The Future of Data Engineering

What would happen after SQL is no more.

Dima

Published in

Live Long and Prosper

3 min readApr 11, 2014

I believe SQL would:

Exist in 5 years,
Exist as legacy in 10 years, and
Go extinct in 15 years.

What would replace it?

The language that is designed to be pre-optimized for real-time querying.

Say, we want a rolling counter of the visitors of certain page in the past one hour.

On a high level, it’s one SQL query:

SELECT COUNT WHERE TIMESTAMP > CUTOFF

One may well live with such an implementation for the first prototype.

Going deeper, this design, obviously, doesn’t scale. An expiring, bucketing- or sliding-window-based algorithm is the way to go.

It would soon become clear that the latter and the former can and should be implemented in the same language.

In other words, the language would be implemented and popularized, where a syntax as simple as the above SELECT would internally get “compiled” into a sliding-window-based algorithm.

What language would it be?

I’d bet for a clean, lazily evaluatable one, like Haskell.

LINQ and its clones would do.

Syntax-wise, http://rethinkdb.com/ is making it look neat.

As a conceptual change, the set of queries to run efficiently would become part of DB “schema”.

They would have to be either known beforehand, or would take some time to “propagate” — i.e., to replay existing data against the algorithms that maintain efficient internal data structures.

Of course, while prototyping, one could run any query in “interactive mode”. This makes it no different from common MapReduce frameworks — except it is implemented in a language that enables the prototype code to be production-ready once proved feasible.

The jobs of DBA-s and DB SRE-s would change.

Their daily work would be to keep the cluster running both production and sandbox databases in parallel.

Their jobs would be to keep the production database sane and holding the load with under-single-digit millisecond latency, while making sure that the developers can run their “slow” queries against the data that is either reflecting the live site, or, at least, not too far behind.

One could work on snapshots as well — for faster results, which are repeatable.

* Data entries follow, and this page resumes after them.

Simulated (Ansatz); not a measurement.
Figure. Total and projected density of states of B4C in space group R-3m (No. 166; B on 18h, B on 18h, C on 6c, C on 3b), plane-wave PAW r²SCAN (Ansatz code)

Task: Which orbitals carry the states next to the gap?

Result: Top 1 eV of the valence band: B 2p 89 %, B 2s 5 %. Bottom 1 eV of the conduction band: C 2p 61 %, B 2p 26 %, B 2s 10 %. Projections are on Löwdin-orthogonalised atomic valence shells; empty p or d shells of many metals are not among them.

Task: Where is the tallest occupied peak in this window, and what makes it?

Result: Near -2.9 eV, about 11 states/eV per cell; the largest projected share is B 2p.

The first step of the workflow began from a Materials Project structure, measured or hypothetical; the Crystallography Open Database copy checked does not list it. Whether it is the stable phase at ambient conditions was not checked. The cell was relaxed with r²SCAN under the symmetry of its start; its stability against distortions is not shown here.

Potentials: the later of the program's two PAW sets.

SRE-s and DBA-s would be the people in charge when it comes to approving certain new real-time “query” to enter the “schema”. Since each new query might potentially require non-trivial data structures added internally, reviewing them to ensure that disk-, memory- and network profiles don’t get bloated would be the major part of the job of those new generation SRE-s and DBA-s.

DBA-s would be taking care of the underlying algorithms — and, perhaps, manually optimizing them. The programming language would allow providing mathematical proofs for the fact that those “rewritten” queries mean the same as the original ones.

“Rewritten” queries may be rather complex: for the sake of efficiency, they might span different “tables” of real-time pre-processed results, or even create those tables as necessary. DBA-s would, certainly, work closely with the engineering team, since often times slightly modifying the query would allow it to be computed significantly cheaper. For example, a machine learning algorithm is unlikely to need specifically the 95th percentile — a cheaper to compute statistic might well do.

SRE-s would keep an eye on how are those tables sharded. Designing real-time-sensitive dataflows between replicas, especially when fault-tolerance is an integral part of requirements, is a non-trivial task.

And the permissions to run certain types of queries would be controlled by the SRE-s.

In a well-designed engineering organization, there would be no need to run MapReduces or other type of jobs. One would just define a new type of “table”, get it [pre-]approved by an SRE on the sandbox cluster, and be good to go to start using data from it.

Even real-time data!

The job of data-driven software architects and developers would change.

After this happens, we would have the world where machine learning engineers and data scientists would have the “time to market” of their features shrinked from weeks and months to hours and days.

And the would not have to worry about bugs and logical errors when converting a slow-but-correct statistics computation algorithms into fast-and-caching ones that can be used in production.

I am very much looking forward to this world.